In addition to being pay-tv decoders, these boxes offered the first true glimpse of interactivity between consumers and their cable service. This was before the Internet as we know it, so this kind of stuff looked super cool at the time, and was a precursor of things to come.

What could you do with one of these boxes? Well, you could use it to check the weather forecast, the lottery results and stuff like that, but I would say the most popular feature was its games. These were crude games even by early 1990s standards, but they proved to be very popular. You played them using your remote control, and that would easily ruin your remote in no time. They came out with an attachment and then a modified remote specifically for the games. At one point, there was even a Videotron channel television program dedicated to the games, where youngsters would compete against each other. There are still games available on Illico, although I have not played them. They appear to be just as crude by today's standards.

This was the first system in North America that introduced the concept of interactive TV. There were a limited number of programs available that would allow you to chose your vantage point, story option or camera. They tried this during hockey and baseball telecasts. You could chose the camera angle you wanted to see. It was way ahead of its time. There is still interactive programming, but interactivity has mostly come to mean something else today. It's more about accessing information at will than about choosing camera angles. But it would be neat to have those options nowadays when watching a hcokey game, for example.

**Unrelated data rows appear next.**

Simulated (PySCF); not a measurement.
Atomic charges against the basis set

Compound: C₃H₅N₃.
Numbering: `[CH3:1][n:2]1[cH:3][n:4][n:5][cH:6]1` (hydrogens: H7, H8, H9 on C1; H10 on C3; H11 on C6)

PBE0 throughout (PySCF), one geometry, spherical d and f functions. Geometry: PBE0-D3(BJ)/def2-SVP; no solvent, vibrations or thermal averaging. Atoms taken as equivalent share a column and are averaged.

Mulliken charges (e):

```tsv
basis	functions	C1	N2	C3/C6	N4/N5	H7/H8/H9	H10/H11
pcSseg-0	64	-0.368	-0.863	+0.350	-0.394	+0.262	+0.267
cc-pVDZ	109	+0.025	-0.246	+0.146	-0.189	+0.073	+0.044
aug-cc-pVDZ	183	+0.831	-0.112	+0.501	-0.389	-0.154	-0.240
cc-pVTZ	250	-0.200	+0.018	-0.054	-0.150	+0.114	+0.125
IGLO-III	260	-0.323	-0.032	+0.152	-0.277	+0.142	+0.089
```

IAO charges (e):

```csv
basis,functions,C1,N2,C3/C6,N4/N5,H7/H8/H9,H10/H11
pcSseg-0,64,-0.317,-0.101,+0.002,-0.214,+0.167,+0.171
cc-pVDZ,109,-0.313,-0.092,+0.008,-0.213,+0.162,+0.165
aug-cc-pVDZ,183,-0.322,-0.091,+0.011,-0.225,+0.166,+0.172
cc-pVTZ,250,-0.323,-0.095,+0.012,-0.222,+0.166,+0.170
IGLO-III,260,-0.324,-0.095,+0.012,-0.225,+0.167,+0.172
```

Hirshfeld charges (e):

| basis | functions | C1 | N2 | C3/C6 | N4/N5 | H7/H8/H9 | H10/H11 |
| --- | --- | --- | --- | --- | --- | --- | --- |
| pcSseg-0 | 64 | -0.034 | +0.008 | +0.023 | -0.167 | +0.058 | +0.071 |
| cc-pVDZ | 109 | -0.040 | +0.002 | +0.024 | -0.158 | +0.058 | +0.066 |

One of the other features of this system that never really took off was electronic mail. You could receive messages from the cable company. I can't remember if you could send them yourself. Few people could have imagined what true email would become a few short years later. And then there was the first version of the interactive television guide. Suddenly, you could see a description of what you were watching and a schedule of what was to come. Another then-novelty that has become a standard...

Sunday, May 9, 2010

Retro CFQR Commercial

There are some rare videos related to Montreal radio that can be found on YouTube.  Here is a commercial for CFQR. It is from 1984, and dates back to when they used to play elevator music!

Saturday, May 8, 2010

Go Habs Go!

Dick Irvin was interviewed during the intermission of one of the Pens-Habs games at the Bell Centre last week. He mentioned how he found it amazing to see the change in the hockey culture in Montreal nowadays. Finishing 8th seems to be something to cheer about now...

It's true that for decades, making the playoffs was never an issue for Montreal hockey fans. The first round was hardly worth going insane over. But now nearly an entire generation of Montrealers have grown up watching very mediocre hockey. Since 1993, the Canadiens have not made it past the second round of the playoffs.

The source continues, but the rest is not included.